How to use GPUDirect RDMA with Infiniband - cuda

I have two machines. There are multiple Tesla cards on each machine. There is also an InfiniBand card on each machine. I want to communicate between GPU cards on different machines through InfiniBand. Just point to point unicast would be fine. I surely want to use GPUDirect RDMA so I could spare myself of extra copy operations.
I am aware that there is a driver available now from Mellanox for its InfiniBand cards. But it doesn't offer a detailed development guide. Also I am aware that OpenMPI has support for the feature I am asking. But OpenMPI is too heavy weight for this simple task and it does not support multiple GPUs in a single process.
I wonder if I could get any help with directly using the driver to do the communication. Code sample, tutorial, anything would be good. Also, I would appreciate it if anyone could help me find the code dealing with this in OpenMPI.

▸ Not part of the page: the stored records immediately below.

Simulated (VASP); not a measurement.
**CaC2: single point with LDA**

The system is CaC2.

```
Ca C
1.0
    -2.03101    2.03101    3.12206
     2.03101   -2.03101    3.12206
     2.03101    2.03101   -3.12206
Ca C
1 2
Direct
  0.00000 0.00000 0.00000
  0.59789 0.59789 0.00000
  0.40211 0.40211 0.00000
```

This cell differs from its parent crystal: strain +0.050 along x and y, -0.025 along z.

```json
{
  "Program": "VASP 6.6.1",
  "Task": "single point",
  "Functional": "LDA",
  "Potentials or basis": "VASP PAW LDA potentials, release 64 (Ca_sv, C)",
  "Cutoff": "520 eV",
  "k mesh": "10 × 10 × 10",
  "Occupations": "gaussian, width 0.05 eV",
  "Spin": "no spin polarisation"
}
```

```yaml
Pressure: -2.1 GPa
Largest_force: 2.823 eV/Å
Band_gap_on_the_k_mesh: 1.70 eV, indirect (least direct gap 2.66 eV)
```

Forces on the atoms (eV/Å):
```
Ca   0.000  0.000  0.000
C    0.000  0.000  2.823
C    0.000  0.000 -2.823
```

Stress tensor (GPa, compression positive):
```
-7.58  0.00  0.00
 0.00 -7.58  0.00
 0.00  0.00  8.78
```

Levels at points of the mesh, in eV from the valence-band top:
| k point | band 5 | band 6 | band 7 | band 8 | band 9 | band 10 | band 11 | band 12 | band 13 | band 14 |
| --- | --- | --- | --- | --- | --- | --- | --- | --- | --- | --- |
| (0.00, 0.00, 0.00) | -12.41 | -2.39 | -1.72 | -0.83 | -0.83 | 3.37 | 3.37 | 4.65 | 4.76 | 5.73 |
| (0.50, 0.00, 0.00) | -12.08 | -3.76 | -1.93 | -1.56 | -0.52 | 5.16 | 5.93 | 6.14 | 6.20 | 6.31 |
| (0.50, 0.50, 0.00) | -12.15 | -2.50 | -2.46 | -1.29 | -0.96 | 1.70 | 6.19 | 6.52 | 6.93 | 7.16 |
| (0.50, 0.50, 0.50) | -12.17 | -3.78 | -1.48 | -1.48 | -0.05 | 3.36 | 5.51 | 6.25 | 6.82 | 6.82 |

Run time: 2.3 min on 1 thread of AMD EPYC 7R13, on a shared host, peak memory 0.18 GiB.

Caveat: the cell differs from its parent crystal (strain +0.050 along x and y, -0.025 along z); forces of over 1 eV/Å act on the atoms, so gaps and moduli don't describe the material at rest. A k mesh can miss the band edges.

For GPUDirect RDMA to work, you need the following installed:
Mellanox OFED installed (from http://www.mellanox.com/page/products_dyn?product_family=26&mtag=linux_sw_drivers )
Recent NVIDIA CUDA suite installed
Mellanox-NVIDIA GPUDirect plugin (from the link you gave above - posting as guest prevents me from posting links :( )
All of the above should be installed (by the order listed above), and the relevant modules loaded.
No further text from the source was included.